Medieval Nine-Men’s Morris with Dice

Medieval Nine-Men’s Morris with Dice

By Ulrich Schädler

Board Games Studies, Vol.3 (2000)

Introduction: Nine-men’s morris played with dice is a nearly forgotten medieval variant of the merels games. A description of the game is given in the “Libro del Alquerque” (fol. 92r), a chapter of the magnificent treatise about board- and dice-games written on behalf of Alfonso X, king of Castile and Leon, and finished one year before the king’s death in 1283. It is already mentioned in the pseudo-ovidian poem De Vetula written between 1222 and 1268 in France. After the description of dice games, tables and chess the anonymous author continues:

“Sunt alii ludi parvi, quos scire puellas
esse decens dixi, sed parva monere pudebat;
nuncque magis quam tunc pudet illa minore referre,
quare pretereo ludos, ubi parva lapillos
nunc bis sex, nunc vero novem capit una tabella.
Ac ubi sunt bis sex, capit ex hostilibus illum,
ultra quem salit alteruter, nec ibi deciorum
exigitur iactus; ubi vero novem, bene ludunt
cum deciis et eis sine quando volunt, capit autem
unum quem mavult ex hostibus iste vel ille,
quandocumque potest tres continuare suorum.”
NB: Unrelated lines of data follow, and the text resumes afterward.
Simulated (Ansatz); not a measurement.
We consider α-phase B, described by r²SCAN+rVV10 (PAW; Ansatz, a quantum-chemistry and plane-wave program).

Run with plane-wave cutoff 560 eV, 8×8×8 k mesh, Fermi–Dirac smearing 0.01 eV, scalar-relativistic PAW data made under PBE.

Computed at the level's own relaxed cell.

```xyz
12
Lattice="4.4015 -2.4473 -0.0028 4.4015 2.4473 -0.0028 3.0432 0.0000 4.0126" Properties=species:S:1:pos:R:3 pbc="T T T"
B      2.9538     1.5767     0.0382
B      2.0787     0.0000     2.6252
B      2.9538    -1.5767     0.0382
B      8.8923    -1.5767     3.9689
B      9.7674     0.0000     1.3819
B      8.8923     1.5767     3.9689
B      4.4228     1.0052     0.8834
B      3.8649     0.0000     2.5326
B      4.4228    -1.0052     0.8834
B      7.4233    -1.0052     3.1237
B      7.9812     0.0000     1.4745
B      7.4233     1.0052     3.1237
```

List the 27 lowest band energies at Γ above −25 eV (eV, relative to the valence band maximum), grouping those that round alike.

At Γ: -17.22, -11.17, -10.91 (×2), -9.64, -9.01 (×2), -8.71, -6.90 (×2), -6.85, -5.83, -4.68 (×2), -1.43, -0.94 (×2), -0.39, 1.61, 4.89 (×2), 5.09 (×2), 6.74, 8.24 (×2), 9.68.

Having said that in his days one is even more ashamed to talk about these minor games than in former times and therefore wants to leave aside “games, where a small board collects twice six or nine gaming pieces”, he continues:

“Where (one plays with) twice six (pieces), one captures the one of the enemy’s pieces, over which another piece leaps, and here the throw of the dice is not applied; but where (one plays with) nine (pieces), they play well with dice or without if they want to, but one captures this piece or that of the enemy’s, which one wants, when one manages to bring three of one’s own pieces into a continuous line.”